More on Shareholder Value
I just finished [Al Erisman’s May/June “Tech Watch” column] “Dealing with the Failure of the Shareholder Value Model.” You should consider developing this into a book. American business needs to lead a worldwide paradigm shift as it relates to business and the effect of business on cultures, persons, and the environment. Not only is the short-term focus on shareholder value bad business in the long run, it sacrifices all other values in the process, invites political back lash in the form of revolutions, government intervention, and union activism — none of which, by the way, is “good for business.” Thank you, for stimulating further thought on this issue.
I agree with you 100%, but you said it much more articulately than I could. I’m also sure that about 95+% of our employees agree with you. You know, there are times when we need to teach our employees, but there are other times when we just need to listen to them. I am regularly giving some lectures to engineering school juniors at Arizona State University as a part of my Exec Focal connection down there. I would appreciate your permission to use copies of this piece as a “discussion starter” with these kids. I would, of course, credit the magazine.

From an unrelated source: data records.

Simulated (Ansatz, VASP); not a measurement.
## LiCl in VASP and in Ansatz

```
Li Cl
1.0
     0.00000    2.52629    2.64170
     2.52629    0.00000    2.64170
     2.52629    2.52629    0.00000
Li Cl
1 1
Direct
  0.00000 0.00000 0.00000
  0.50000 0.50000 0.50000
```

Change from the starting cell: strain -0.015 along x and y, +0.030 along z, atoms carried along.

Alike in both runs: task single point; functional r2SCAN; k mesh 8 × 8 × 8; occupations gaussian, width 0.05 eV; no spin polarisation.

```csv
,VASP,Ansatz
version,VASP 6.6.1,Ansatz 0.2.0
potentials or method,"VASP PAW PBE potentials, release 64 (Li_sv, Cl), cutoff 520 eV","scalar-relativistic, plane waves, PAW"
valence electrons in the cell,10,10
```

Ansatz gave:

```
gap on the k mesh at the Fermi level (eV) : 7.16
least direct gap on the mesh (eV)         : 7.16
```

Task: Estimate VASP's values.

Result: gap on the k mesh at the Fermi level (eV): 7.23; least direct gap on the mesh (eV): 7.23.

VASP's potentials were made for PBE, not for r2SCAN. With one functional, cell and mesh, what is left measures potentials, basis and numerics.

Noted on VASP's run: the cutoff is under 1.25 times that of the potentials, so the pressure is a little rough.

I also really liked the Getty Images “7 Leadership Principles.” Keep pushing on this stuff. The magazine gets better with every issue!
Ronald L. Bengelink
As a moderately active investor I enjoyed reading Dr. Erisman’s article but I have a slightly different perspective. When an executive states that his objective is to manage (or improve) shareholder value, I do not interpret that to mean that he wishes to manage the stock price. It seems to me that shareholder value is equivalent to a measure of the value of the company. Proponents of the concept of an efficient market have suggested that stock price correlates with value but that concept has been refuted effectively on numerous occasions, e.g., Irrational Exuberance by Robert Shiller. If an analyst issues a buy recommendation on a stock, that may affect the share price but not the value of the company. If the executives of Enron or Tyco International engage in fraud to make the company look better than it is, they raise the stock price and lower the company value simultaneously.
Determining the value of a company is the holy grail of fundamental investing. It is very difficult to determine a clear value for a company but some of the things discussed by Dr. Erisman enter in to that determination. From the quote by Blake Nordstrom in the article “Only when we got our focus back where it belongs, on our employees and our customers, have we begun to restore shareholder value.” The goal of growing shareholder value had not been the earlier problem. The problem had been how to do it, which Mr. Nordstrom appears to have figured out.
Los Altos Hills, California
Profession vs. Company?
I read Ethix from perspective of a licensed professional engineer and nuclear safety engineer in the U.S. Department of Energy. I get to deal with issues like a world awash in nuclear weapons material in my profession. In my employment, I get to face issues like those faced by “Baghdad Bob”: to speak the truth to the “powers that be” is a one-way ticket to career oblivion. Not a very hopeful combination. Ethix seems to be in obstinate denial of the realities employed members of recognized professions can face in trying to reconcile their obligations to their professions and the public . . . [with their obligations to] employers whose tacit (or not so tacit) policy to concerned employees, members of professions or not, is “the only right a concerned employee has is the right to seek employment elsewhere.” For instance Jonathan Klein’s company likely employs members of several recognized professions. Is there anything in Getty principles that recognizes the obligations those employees have to their professions regarding their workplace competency and ethics? No. Ditto every other company you have highlighted.
Professional societies talk a great game about professional ethics to everyone — except the employers of their members. Then they are mute, as are their members, by and large. And Ethix is helping enable it.
Joe Carson, P.E.
I am a systems analyst but one of my majors in college was theology, with my primary interest in ethics. I was surprised to see your “Oxymoron” ad in the 4.21.03 issue of InfoWorld given that I have just heard a story on NPR and read an article somewhere stating that a business’s only obligation is to its shareholders; no responsibility to society, environment, humanity, etc. I look forward to seeing your take on it. What got you started? It is always interesting to hear what makes people give up the security of working for someone and strapping yourself to the front of a ship!